The Pressure of Bookstagram and Booktube

I first discovered Booktube when I fell back in love with reading in 2016. The concept that there was this world of like-minded people waiting at the click of a button was exhilarating for me. I was sucked in like Alice down the rabbit hole, marvelling at all these books that I had never heard of and everyone’s opinions on them. 

Photo by Dziana Hasanbekava on Pexels.com

As a reader before, I had just read whatever I could find that excited me. A TBR didn’t really exist in my vocabulary; instead I would buy a new book when I finished the last, methodically ploughing through them like a train. I was unaware of ‘hype’ about books other than the big names like the Harry Potter series or the Hunger Games. That was mainstream hype largely, it didn’t come directly from something like a close knit book community. 
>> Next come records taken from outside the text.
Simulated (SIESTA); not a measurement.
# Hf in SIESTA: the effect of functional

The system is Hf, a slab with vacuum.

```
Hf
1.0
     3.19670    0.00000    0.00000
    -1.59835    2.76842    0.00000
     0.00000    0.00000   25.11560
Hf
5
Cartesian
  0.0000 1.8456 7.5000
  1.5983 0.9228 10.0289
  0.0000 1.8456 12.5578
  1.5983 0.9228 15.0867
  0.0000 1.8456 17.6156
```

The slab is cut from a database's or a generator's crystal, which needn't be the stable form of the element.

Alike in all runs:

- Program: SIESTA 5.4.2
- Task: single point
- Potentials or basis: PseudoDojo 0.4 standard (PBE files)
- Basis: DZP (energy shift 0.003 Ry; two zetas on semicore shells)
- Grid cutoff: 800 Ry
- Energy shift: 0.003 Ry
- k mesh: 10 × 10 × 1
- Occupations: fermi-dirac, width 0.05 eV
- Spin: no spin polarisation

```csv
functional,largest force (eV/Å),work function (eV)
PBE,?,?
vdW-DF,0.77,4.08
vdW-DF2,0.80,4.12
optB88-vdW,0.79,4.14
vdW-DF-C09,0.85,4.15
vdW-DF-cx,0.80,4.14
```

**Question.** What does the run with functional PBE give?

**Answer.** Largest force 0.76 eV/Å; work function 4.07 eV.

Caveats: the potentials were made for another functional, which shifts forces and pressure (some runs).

Having started my own bookstagram six months ago, I didn’t think I would succumb to the pressure of reading hyped books. But there is a certain feeling of being left out of the crowd if you aren’t raving about the same books that everyone else is. From a purely numbers based outlook, the posts I do that are about non-bookstagram endorsed books do significantly worse than the pictures I post of bookstagram-approved ones. 

Photo by Andrea Piacquadio on Pexels.com

I have discovered so many incredible books that I probably wouldn’t have found without bookstagram, but it becomes a sticky situation when you actually didn’t like that well-loved book. Fans have been known to attack people relentlessly if their favourite book is seen to be ‘dissed’. It happened time and time again on Booktube back in the day, and the fear of that is still rife. 

As a book community, the 99% love hearing about new books and discovering new reads through others. But it’s that 1% – the cliquey 1% – that sometimes feel like they are judging me with eagle eyes if I don’t put out the same content as others. And that’s not what reading should be about. 

The pressure to read quickly is also a strange byproduct of the community. In order to keep people excited, to keep people wanting to come back for more, you have to be able to churn out content quickly. As a fast reader normally, the pressure of this can prove strangely debilitating. I love reading, but I hate the feeling that I’m racing against a clock. That I need to keep going with limitless stamina in order to prove myself. 

I care too much about what people think perhaps. About the books I read, the way I review them, even my interests. I shouldn’t. It does not necessarily stem from Booktube alone, but it certainly exacerbates it. 

1 Comment

  1. I understand that pressure for sure. I love doing booktube, but I’m never going to be a huge booktuber because I just make videos about whatever I feel like. Sometimes I read somewhat popular books and sometimes I don’t. I usually don’t read the same books as the rest of booktube. I don’t really like contemporaries or YA. I do like fantasy, so if it’s a popular fantasy book I’ll sometimes read and review it.
    One thing I like about making book content is that it delves me to be more analytical as I read: to think more about themes I want to explore and to do further research on the context of a book (historical or otherwise). It keeps me in that mindset of critical reading that I had when I was getting my degree in English. Now that I’m done with school. it’s nice to have something keeping me reading critically.